Edo-jo

The grounds of Edo Castle



Edo Castle is one of the grandest and most elaborate castles in Japan. The grounds of the castle (inside the inner moat) cover an oval-shaped area that is over 2 km from north to south and almost 1.5 km from east to west. Inside the moat are a variety of residences owned by the most important daimyo and for distant relatives of the shogun, living quarters for the thousands of servants and castle officials, and extensive gardens with beautiful flowering trees, ponds and walkways. At the center of the entire complex is the Shogun's own residence.

However, Edo Castle was not always so large and grand. When it was first built, in 1457, it was just a small fortress on top of a hill surrounded by marshes. The castle was built by Ota Dokan, a small local ruler who served the daimyo of the Hojo family. Ota Dokan chose a fine site for his castle. The hill on which it was built was surrounded on three sides by the marshes and swamps at the mouth of the Sumida river, and by Edo Bay. After his laborers finished digging a moat on the fourth side to cut it off from the hilly Yamanote district, the castle was entirely surrounded by water and swampy land, making it nearly impossible to attack.

In 1589, Hojo Ujimasa was defeated by Toyotomi Hideyoshi in the seige of Odawara, and Hideyoshi confiscated all the lands that formerly belonged to the Hojo family. Hideyoshi wanted to reward Tokugawa Ieyasu for his help in defeating the Hojo, but since Ieyasu was one of the most powerful daimyo in the country, Hideyoshi didn't want to reward him TOO much, lest he become even stronger than Hideyoshi. Eventually, Hideyoshi called Ieyasu to his castle in Osaka and offered to give him all the land formerly owned by the Hojo family, provided he gave up the land he already owned. The new lands Ieyasu was offered were much larger, but they were farther away from the capital city of Kyoto. Hideyoshi figured that if Ieyasu was far away, he couldn't interfere as much in the way Hideyoshi ran the country.

Ieyasu was not entirely happy with this "reward", but he decided to make the best of it. He had been to Ota Dokan's castle before, and knew that it could be made into an impregnable fortress with a little bit of work. So in 1590, he and all his family, his retainers and all the samurai who served him moved to Edo. Immediately, he and his men set to work rebuilding the castle, constructing huge walls of stone and wide moats, and reinforcing the defenses around it.

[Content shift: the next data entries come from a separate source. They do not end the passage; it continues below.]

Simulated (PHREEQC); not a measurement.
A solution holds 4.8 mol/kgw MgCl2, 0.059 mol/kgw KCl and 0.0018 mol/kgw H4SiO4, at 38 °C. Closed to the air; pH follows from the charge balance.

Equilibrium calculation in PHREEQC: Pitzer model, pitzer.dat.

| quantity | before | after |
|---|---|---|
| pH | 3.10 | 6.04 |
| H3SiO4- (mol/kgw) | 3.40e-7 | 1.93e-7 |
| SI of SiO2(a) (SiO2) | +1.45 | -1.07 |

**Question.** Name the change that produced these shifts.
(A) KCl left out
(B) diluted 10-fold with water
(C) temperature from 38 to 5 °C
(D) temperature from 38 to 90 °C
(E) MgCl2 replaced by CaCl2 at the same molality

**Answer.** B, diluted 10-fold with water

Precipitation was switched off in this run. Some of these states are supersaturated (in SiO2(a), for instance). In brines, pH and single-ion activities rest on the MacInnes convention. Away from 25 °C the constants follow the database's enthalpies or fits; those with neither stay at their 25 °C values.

When they first arrived in Edo, Ieyasu and his men found the castle very run-down, and the town of Edo, which was next to the castle, consisted of two tiny rows of houses on the shore of the bay. The first thing they did was to level the other nearby hills, so that the castle would occupy the only high ground in the area. Kanda hill was entirely removed and the dirt excavated from the hill was used to fill in the shallow mud flats on the shore of the bay. Soon, a wide stretch of marshes and mud flats to the east of the castle had been converted to dry land, and this is where Ieyasu's soldiers and subordinates built their homes.

In 1603, Ieyasu defeated all other rival daimyo in the country in a great battle, at Sekigahara, and he was named Shogun . The first thing he did was to order all the other daimyo in the country to prove their loyalty by helping with the construction work on his castle. Each of the daimyo was assigned a portion of the construction work, and Ieyasu made it clear that he would see how well each one did to decide how much he could trust them. Since Ieyasu was clearly the strongest man in Japan, everyone tried to do their best to impress him, hoping that they would get rewarded for their hard work.

This "second phase" of construction began in mid-1603. The project was so huge that Ieyasu himself did not see it finished. His grandson, Iemitsu, completed work on the castle almost forty years after it was begun. The first chalenge was just to collect all the materials needed to build the castle. There was no stone suitable for castle-building in the area, so huge stones had to be transported to Edo by ship all the way from Izu province. Three thousand ships were provided by daimyo from western Japan, and this fleet continuously transported loads of stone to Edo for several years until there was enough material to build the walls of the castle. While the stone was being collected at the construction site, teams of workers extended the system of moats surrounding the castle. When Ota Dokan built the first castle in this area, there was only a single moat circling one hilltop. This became the Honmaru ("center circle" or "center ring") of Edo castle. However, Ieyasu and his decendants build a much more elaborate castle, with several rings of of moats and walls to defend against attacks. This layout was typical of most large castles build in the same period. Outside the Honmaru are several other rings of walls and moats that protect the Honmaru. These are called the Ni-no-maru ("second ring"), the Nishi-maru ("west ring") and the Kita-no-maru ("north ring")

The castle buildings themselves were the last to be built. This was a huge project, and thousands of workers were involved in constructing the towers, walls and main buildings of the castle. The main tower was almost 45 meters high, and the base of the tower was 38 meters long and 34 meters wide. The construction work was finally completed in September 1638.

Part of the castle burned down in the Great Meireki Fire, and although most of the buildings were restored, the main tower was never rebuilt. Today, there is just a large lookout mound in the place where the tower used to be. Many reasons are given to explain why the tower was not rebuilt, but it may have been because of a dream that the third Shogun, Iemitsu, had not long after the fire occurred. According to one story, in his dream he saw all the great and powerful leaders of Japan -- Nobunaga, Hideyoshi, and others -- falling to the ground one by one from the top of their castle towers. When he woke up, Iemitsu realized that each of these leaders had lost their power and success not long after they finished building magnificent castles. Since the tower of Edo-jo burned down just a few years after it was completed, Iemitsu decided that this was punishment from heaven for people who tried to act too important, and who built huge castle towers to show how powerful they were. Iemitsu was very superstitious, so he ordered that when Edo Castle was rebuilt, it would not have a tower. Nobody is sure whether this story is true, but even today, Edo-jo is about the only castle in Japan with no castle tower. Instead, it has many low, one- and two-story buildings with huge halls long hallways, elaborate courtyards and beautiful gardens.

I hope you enjoyed your tour of Edo Castle. Very few people get a a chance to see the inside of the Shogun's residence.